Making Catalysts Smarter

The industrial catalysts of the future won’t just speed up reactions, they’ll control how chemical processes work and determine how much of a particular product is made.

A team of researchers led by Phillip Christopher, assistant professor of chemical and environmental engineering at the University of California, Riverside’s Bourns College of Engineering, demonstrated this—as well as how these catalysts look in action—in a paper published Monday, Sept. 19, in the journal Nature Chemistry.

Titled, “Adsorbate-mediated strong metal-support interactions in oxide-supported Rh catalysts,” the paper describes a new approach to dynamically tune how a catalyst operates, enabling the researchers to control and optimize the product made in the reaction. The team, which includes scientists from the University of California, Irvine and Columbia University, also used advanced microscopy and spectroscopy approaches to view the catalyst in action on an atomic scale.
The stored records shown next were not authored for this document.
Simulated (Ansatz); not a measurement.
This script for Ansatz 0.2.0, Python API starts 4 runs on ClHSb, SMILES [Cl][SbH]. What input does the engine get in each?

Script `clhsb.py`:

The researchers focused on an important chemical reaction that involves the conversion of carbon dioxide to carbon monoxide and synthetic natural gas. The benefits of this reaction are two-fold: it offers the potential for the removal of harmful carbon dioxide from the atmosphere, and the carbon monoxide and natural gas produced can be used as a chemical precursor and fuel, respectively. The team focused on understanding how the catalyst drives the reaction at the atomic scale, which will allow researchers to modify the catalyst’s properties to increase efficiency in the reaction.

Christopher said the findings unlock new opportunities for carbon dioxide conversion chemistry, and the dynamic tuning and visualization techniques demonstrated in this research could be replicated in a variety of other important chemical processes.

“The real uniqueness of the paper was being able to observe what was happening at an atomic scale and how physical changes in the catalyst affected the outcome of the carbon dioxide conversion reaction. The insights we gained pave the way for the design of more effective processes to produce fuels and chemicals,” Christopher said.

John Matsubu, a graduate student in chemical engineering in Christopher’s lab, was the lead author on the paper. Other contributors included Leo DeRita, also a graduate student in chemical engineering at UCR; Shuyi Zhang, George Graham and Xiaoqing Pan from the University of California Irvine; and Nebojsa Marinkovic and Jingguang Chen from Columbia University. The research was funded primarily by the National Science Foundation, with additional support from the U.S. Department of Energy.